Every Woman for Herself
New York magazine|September 27 - October 10, 2021
In this horror story, the oppression is coming from inside the house.
By Angelica Jade Bastién
Every Woman for Herself

Everyone in the new series Y: The Last Man is experiencing the worst day of their lives in perpetuity. They’re surrounded by the iconography we’ve come to associate with dystopias: splintered glass. Crashed cars. Rotting animal carcasses punctuating a snow-dappled field. The shock of blood against pedestrian environments. Posters emblazoned with pleas for our sons or the visage of a president the masses believe to be hiding truths. That this imagery glides by rather than pierces is telling given the world this show has been born into. Where Y: The Last Man simmers is in charting what happens in the wake of great collective and personal trauma—in this case, an event in which everyone with a Y chromosome, including nonhuman mammals, dies brutally and bloodily. The fallout sees the remaining people jockeying for power and control. Some find communion amid these horrors. Others cling fiercely to ideologies that can no longer serve them.

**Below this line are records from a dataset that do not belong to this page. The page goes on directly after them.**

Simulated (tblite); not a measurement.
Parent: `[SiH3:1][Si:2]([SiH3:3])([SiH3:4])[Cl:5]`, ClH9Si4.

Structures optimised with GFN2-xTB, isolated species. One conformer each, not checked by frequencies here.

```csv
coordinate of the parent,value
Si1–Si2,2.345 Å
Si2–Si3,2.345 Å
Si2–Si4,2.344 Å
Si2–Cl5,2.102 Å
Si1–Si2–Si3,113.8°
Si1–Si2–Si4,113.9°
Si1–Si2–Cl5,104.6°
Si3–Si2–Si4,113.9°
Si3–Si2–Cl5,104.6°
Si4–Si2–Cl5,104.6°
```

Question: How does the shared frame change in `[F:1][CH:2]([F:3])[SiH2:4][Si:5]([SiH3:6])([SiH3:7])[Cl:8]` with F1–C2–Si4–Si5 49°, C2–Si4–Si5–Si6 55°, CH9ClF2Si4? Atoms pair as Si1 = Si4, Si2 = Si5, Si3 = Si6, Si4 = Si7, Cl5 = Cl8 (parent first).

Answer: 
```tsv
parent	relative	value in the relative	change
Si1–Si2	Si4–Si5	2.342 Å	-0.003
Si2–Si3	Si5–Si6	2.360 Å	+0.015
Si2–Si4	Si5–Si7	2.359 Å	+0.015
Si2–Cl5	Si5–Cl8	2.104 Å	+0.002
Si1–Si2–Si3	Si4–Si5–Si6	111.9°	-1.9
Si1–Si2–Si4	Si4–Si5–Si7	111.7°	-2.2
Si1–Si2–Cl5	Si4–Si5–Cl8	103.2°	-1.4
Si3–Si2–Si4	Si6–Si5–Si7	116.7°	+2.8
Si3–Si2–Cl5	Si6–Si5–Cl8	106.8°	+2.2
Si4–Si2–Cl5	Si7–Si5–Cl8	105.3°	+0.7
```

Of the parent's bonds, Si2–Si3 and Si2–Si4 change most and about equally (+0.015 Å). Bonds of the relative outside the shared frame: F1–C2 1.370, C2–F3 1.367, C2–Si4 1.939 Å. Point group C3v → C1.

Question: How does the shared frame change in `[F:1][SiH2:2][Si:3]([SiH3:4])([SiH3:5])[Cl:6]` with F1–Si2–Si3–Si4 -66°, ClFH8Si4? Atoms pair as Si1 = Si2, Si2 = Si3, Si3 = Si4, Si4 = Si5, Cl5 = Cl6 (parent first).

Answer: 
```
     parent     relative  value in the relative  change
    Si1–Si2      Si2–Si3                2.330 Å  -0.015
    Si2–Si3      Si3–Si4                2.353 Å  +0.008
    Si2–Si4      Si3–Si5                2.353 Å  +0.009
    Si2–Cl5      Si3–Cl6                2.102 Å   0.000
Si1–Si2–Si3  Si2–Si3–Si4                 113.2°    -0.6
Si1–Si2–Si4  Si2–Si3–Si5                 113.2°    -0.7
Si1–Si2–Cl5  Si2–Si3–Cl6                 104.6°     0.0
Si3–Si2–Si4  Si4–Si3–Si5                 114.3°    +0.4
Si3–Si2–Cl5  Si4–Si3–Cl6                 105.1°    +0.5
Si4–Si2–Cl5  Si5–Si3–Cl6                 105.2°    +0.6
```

The show is an adaptation of the graphic novel series by Brian K. Vaughan and Pia Guerra. Ushered into existence by showrunner Eliza Clark, Y: The Last Man is already besting the source material by pushing its gender and political commentary further in ways that are fascinating if a touch is didactic. At its pinnacle, the series functions on multiple levels—as a gripping thriller, a curious thought experiment blooming with ideas about gender, and a portrait of a family’s healing. It poses increasingly tricksy questions as it tracks the aftermath of this cataclysm and the lives of the only two survivors with a Y chromosome: the somewhat sad-sack, late-20-something escape artist Yorick Brown (Ben Schnetzer) and his beloved monkey, Ampersand.